12/11/2022

Winners and Losers


Chemistry is the buzz word in today’s wide world of sports competition. We used to speak of morale or esprit de corps, but today it is chemistry we seek. Retired University of Connecticut men’s basketball coach Jim Calhoun called it "the vapor that just sort of hangs over a team."

Team chemistry results when the ingredients (player personality’s) mix well. With an audience always in search of the next version of the legendary 1970 New York Knicks, an iconic five who have become the measuring stick for team chemistry. When mixed well, a combustible calibration of cohesiveness sets off a chain reaction that causes varied personalities to come together in pursuit of a common goal.

Championship teams need to blend the following characteristics of chemistry: A star, a team tool box, the team brain, the team firster, the comic, the maverick and a General. The Red Bud 6 - Diann, Kim, Paula, Deb, Cindy, Meg, Sandy - checked off all the boxes.

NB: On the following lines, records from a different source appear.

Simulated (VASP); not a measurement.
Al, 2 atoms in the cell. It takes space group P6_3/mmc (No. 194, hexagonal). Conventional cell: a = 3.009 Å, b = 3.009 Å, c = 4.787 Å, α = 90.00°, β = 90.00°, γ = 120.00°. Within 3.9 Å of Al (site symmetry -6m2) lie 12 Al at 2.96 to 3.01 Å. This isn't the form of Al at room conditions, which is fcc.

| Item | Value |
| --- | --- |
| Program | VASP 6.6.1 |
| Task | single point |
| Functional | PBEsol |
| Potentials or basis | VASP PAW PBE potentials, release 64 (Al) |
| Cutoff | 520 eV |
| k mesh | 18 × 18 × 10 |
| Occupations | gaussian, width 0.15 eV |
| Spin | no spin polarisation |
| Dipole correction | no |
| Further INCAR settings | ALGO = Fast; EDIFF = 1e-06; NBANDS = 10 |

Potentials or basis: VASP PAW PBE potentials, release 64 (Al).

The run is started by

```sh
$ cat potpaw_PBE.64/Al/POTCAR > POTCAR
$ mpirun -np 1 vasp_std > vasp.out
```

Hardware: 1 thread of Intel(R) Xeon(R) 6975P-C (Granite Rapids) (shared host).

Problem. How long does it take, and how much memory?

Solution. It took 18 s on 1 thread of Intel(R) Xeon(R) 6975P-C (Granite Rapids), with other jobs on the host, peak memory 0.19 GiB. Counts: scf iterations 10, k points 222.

Winners hitch a ride with a star, a catalyst who defines purpose through excellence, the one with the Moxy to lead an ordinary bunch to do extraordinary things. A humble coach on the floor who will not fall into the trap of a “me firster” – one who refuses to lose (Diann). Losers grope for a personality.

Winners find a glue guy, the team toolbox, the one who pulls the group - often in the throes of adversity – together, a fox hole buddy. They are the critical cog, the one who plays with reckless abandon but can perform well within the crucible of the big game (Kim). Losers point fingers.

Winners analyze and adapt. They are the brains of the team, the ones able to think on the run with belief not only in the system, but in teammates and coaches, keeping the membership pulling for each other by modeling accountability. (Paula). Losers are swollen by panic and prone to choke.

Winners respect their elders, the team firster, falling in line until it is their turn to shine. They show the confidence beget by talent but avoid the locker room tribulations that often surface on teams with no pecking order (Deb). Losers exasperate class warfare tensions with an itchy attitude, always in need of a scratch.

Winners know how to laugh, the somewhat fallacious comic. The best concoction to cure a noxious team culture is a happy player, the one who is comfortable in their own skin and knows how to bring levity through a sunny disposition when the drag begins to settle, never one to take themselves too seriously (Cindy). Losers pout and mope, pulling down those around them.

Winners think outside the norm, the maverick. They expand the circle of their group’s possibilities, always wanting to know why. They keep the ideas flowing and guard against complacency by questioning the status quo (Meg). Losers fear the unknown.

Winners need a coach, the General. Vision, passion, patience; they get those under their tutelage to share in their commitment. They confront shifting problems with a variety of styles, always staying current, always maintaining distance, but both in and under control (Sandy). They inspire and prod. Losers are led by “sponsors.”

In the fall of 1974, Red Bud volleyball coach Sandy Griffin salivated over the cohesiveness of her roster. She knew she had all the pieces: six girls with size, volleyball skills, athleticism and a gung-ho attitude. They loved being in each other’s company. They loved volleyball. They loved practice. They loved being in the gym. Star player Diann Schrader says if they could have moved their beds into the gym, they would have slept there.

They – The Red Bud 6 - are all doing well, thank you. Paula still cocks her head with that slight tilt, in self-deprecation, and she is still easily approachable, just the way her teammates remember her. Diann still giggles in her timeless way, and Deb still stares to the far away. They are as alive today as they were the magical winter of 1975, as infallible now as then. Professional sports have only superstars – no heroes - and superstars will inevitably let us down. Small town high school heroes do not. Like Peter Pan, at least in our mind’s eye, they never grow old. The Red Bud 6 prospered in the atmosphere of opportunity launched by Title IX. And the town fell in love with them. And so, they were honored in their time as no other team in Red Bud has been, before or since, with a fire engine ride to the biggest party this little town had ever seen.